Hobbycraft 1/48 A-4E/H Skyhawk

KIT #: 1436
PRICE: 90$ (kit + decals).
DECALS: Three options
REVIEWER: Francisco Santoro


Before the start of Malvinas, the Naval Aviation had in flying condition 10 A-4Qs of the 16 originally bought to the United States in 1971. These were planned to be phased out in favour of the Súper Étendard because of their age. The final blow was delivered by the British fleet during the war after shooting down 3 of the 4 aircraft that formed part of the mission to bomb British ships on May 21 1982.

Then, the Armada made a final, and desperate attempt, to get more fighter bombers. This decision seems surrealist because, since 1964, the Armada tried to buy Skyhawks, something that was done only after the US government accepted their sale to Argentina. Each time the Armada tried to buy a new batch of aircraft, Washington meddled in to stop the deal.

The question the sailors never seemed to ask themselves was, why would the US sell aircraft to Argentina when she was at war with the United Kingdom, their biggest NATO ally.
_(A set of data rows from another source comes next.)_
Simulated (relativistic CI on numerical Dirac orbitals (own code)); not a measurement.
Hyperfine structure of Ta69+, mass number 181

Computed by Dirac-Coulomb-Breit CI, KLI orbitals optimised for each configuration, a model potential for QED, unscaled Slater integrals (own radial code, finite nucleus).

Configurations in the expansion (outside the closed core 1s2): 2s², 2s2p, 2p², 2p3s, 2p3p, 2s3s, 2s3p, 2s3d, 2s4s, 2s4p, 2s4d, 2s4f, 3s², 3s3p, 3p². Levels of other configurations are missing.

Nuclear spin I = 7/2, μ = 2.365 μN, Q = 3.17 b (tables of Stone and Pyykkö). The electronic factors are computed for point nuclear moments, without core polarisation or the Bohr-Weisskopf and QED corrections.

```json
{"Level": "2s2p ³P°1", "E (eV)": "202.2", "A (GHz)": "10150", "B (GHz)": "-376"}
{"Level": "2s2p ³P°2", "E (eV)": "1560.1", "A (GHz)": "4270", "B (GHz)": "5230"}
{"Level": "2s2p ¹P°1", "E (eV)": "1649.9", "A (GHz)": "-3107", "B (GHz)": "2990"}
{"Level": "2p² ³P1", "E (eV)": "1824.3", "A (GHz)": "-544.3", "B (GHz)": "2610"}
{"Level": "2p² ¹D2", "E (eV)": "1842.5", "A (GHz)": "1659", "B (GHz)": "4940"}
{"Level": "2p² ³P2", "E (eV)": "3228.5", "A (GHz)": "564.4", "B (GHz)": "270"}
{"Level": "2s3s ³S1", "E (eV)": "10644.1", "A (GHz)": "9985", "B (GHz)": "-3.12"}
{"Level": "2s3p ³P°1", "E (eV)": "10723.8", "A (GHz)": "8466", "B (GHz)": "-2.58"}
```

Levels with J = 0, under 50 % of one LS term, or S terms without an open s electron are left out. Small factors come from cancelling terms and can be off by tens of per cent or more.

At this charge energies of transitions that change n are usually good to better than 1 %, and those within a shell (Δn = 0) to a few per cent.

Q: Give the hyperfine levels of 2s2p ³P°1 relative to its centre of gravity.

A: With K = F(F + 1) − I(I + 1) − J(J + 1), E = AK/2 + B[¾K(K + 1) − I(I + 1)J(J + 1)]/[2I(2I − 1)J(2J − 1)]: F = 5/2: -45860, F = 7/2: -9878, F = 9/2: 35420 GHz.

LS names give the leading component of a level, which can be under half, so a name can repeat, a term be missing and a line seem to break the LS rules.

The only racional explanation on why Argentina set forth to buy the A-4E "Ayit" from Israel without the authorization of the US, was that it was a scam. "It was a scam. The guys knew what they were doing and knew this was impossible since the beginning," says Israel Lotersztein, from Isrex Argentina, who closely followed the operation.

Everything began when Admiral Isaac Anaya, Commander in Chief of the Armada (1981/82), sent Captain Horacio Pedro Estrada to Jerusalem with a check of 86 million Dollars in hand, fully knowing the US would veto the sale.

"Operación Goliat," as it was known inside the Navy, lasted until 1986, and it began in May 1982 with Estrada trying to get in touch with someone in the Israeli military complex willing to sell the Skyhawks, knowing the US wouldn´t allow the sale."

You can read more here (in Spanish).


The kit came inside a side opening box, with a real life photo of an A-4E as a boxart. There´re four bags inside, with three light grey sprues and a single clear one. Some pieces were rattling loose inside the bags, but everything was there.

Decals came inside their own small bag, and they provide three options for aircraft in the Israeli Air Force. However, after the story above, I decided to make this A-4E as an Argentinian machine in what if camouflage.


I began by painting the cockpit parts in light grey (Revell 76), with green cushions. The control stick was painted light grey with a black grip. While the paint was drying on the cockpit, I separated the fuselage halves and painted the insides in light grey too. While the paint was drying, I spent some time painting the fuel tanks, flaps, bomb racks, TERs, MERs, landing gear struts and wheel hubs in white (Revell 05). Back to the fuselage and cockpit, once all the paint was dry, I glued the cockpit to a fuselage side, and I glued under it the nose gear well. This serves as a roof for the cockpit, and provides strentgh to the entire assembly. Once the cockpit and wheel well were dry, I used what remained of my fishing sinkers and glued them as far forward as possible on the fuselage. Once the fuselage had set, I glued the intakes into place.

I then began working on the wings. I opened the holes on the lower wing to make way for the bomb racks, glued the slat rails to the slats, and then glued both wing halves together. After letting the wings dry, I glued the slats into the wing in the down position. This would end up being troublesome, because one of the rails broke while handling the model, and the other slat came loose, also while handling the model.


The basic colours of the Armada Argentina Skyhawks were light grey upper surfaces and white undersides. I first painted the white, and then masked the areas and applied the light grey. Once the paint was dry, I masked the anti skid areas on the wings, and painted the Argentinian flag on the empennage. I then glossed the entire aircraft and applied the decals. I used Condor Decals 48032 set, and instead of using the 3-A-309 for the fuselage numerals, I transformed it into 3-A-360 by turning the last two numbers upside down. The decals were a tad brittle, especially on the black printed areas, so I had to touch them up with black paint. I used some Micro Sol to make the decals set conform into the panel lines, but they did that by themselves after placing them over the surface. After allowing the decals set overnight, I matt coated the entire model.

I glued the landing gear, landing gear doors, fuel tanks, bomb racks and bombs into place. I left them all dry for some hours, and then placed the model on its wheels.


While the kit builds ok and looks nice when finished, the Hasegawa Skyhawk is better in all aspects, from detail to fit. The downside of both kits is, that the Hobbycraft version is OOP, and Hasegawa consistently releases the A-4M and, from time to time, the E.

Hopefully, Airfix will upscale their A-4B/Q, and maybe branch into other variants. Or maybe Revell. Whichever the brand, the world sorely needs a new tool, 1:48 (and maybe 32nd too), early A-4 Skyhawk.